Traditional Open Ends: Say Goodbye to the Dinosaur of Market Research

The Quester Client Services team recently had fun debating the best analogy to describe the role traditional open ends play in market research today. Suggestions included cargo pants, the Walkman, floppy disks and MySpace to name a few. We ultimately landed on the yellow pages. Here’s why:

Like yellow-pages advertising, they’re severely limited in value
When’s the last time you picked up a phonebook? Remember when businesses spent big bucks on yellow pages advertising? There was a time when it was one of the best options for connecting with customers — but the amount of information one could glean from a yellow page listing or advertisement was minimal. Traditional open ends in surveys have similar content restrictions — while they can add a little perspective to close-ended (scaled) questions, they don’t provide insights with full depth and context you can take to the bank.

Technology has rendered them obsolete
People rarely pick up a phonebook anymore. Why would you, when the quality and amount of what you can learn from a quick internet search is infinitely better?
And so it goes in market research. The idea that collecting responses to traditional open ends and counting words to draw any sort of meaningful conclusions is archaic – not to mention risky due to the inherent nuances of language. Understanding what people think or how they feel requires much deeper investigation. Having conversations with people is the only way to get down to the emotional level that really drives decisions.
Companies like Quester, iModerate, MFour and Voxpopme are utilizing today’s technologies to set a new bar for what researchers expect to learn from market research. At Quester where a software moderator backed by artificial intelligence conducts one-on-one online and mobile interviews at scale, open ends are used merely as a gateway to a deeper conversation.

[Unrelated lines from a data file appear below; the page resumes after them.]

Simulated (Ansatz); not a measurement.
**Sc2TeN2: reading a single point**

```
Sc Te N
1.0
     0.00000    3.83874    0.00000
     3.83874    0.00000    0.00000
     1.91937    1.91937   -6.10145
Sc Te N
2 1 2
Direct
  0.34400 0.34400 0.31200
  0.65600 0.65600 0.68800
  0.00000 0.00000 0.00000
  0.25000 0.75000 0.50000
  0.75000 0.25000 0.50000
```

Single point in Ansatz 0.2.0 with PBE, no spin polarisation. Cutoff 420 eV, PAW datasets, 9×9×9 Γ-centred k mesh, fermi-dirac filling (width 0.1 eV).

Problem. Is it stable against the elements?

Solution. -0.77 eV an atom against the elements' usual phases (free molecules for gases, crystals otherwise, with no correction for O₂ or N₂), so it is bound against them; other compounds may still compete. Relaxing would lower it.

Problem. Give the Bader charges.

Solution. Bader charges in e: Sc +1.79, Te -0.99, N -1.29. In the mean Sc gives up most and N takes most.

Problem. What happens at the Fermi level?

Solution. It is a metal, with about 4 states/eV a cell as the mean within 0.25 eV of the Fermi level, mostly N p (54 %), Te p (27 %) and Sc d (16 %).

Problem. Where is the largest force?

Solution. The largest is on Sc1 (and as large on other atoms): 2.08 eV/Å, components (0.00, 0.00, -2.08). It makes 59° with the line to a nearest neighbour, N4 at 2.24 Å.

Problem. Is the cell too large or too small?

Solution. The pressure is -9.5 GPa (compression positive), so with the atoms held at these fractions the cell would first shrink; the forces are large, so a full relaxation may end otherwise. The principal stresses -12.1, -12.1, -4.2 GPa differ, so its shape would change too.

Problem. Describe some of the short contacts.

The information you miss is game-changing
Imagine going back in time to when people relied on the phonebook. The information that matters most in the decision-making process today would vanish – product and service details, photos and videos, customer reviews, driving directions and so on. Likewise, the rich, qualitative information traditional open-ends miss is the game-changing information businesses must have to truly understand what drives consumer behavior.

People like other options better
Finally, new technologies squeeze out the old way of doing things for the simple reason they provide a better, more satisfying user experience. Survey design that incorporates two-way conversations is, by its very nature, more fun and engaging for participants. We know that because we routinely ask our respondents about their experience. Quester survey satisfaction scores are markedly higher the industry average.

Few insights professionals would dispute that happy, engaged participants provide higher-quality, more reliable data. Ultimately, companies have to determine whether to stick with the Fred Flintstone approach or take advantage of companies like Quester offering new, better solutions.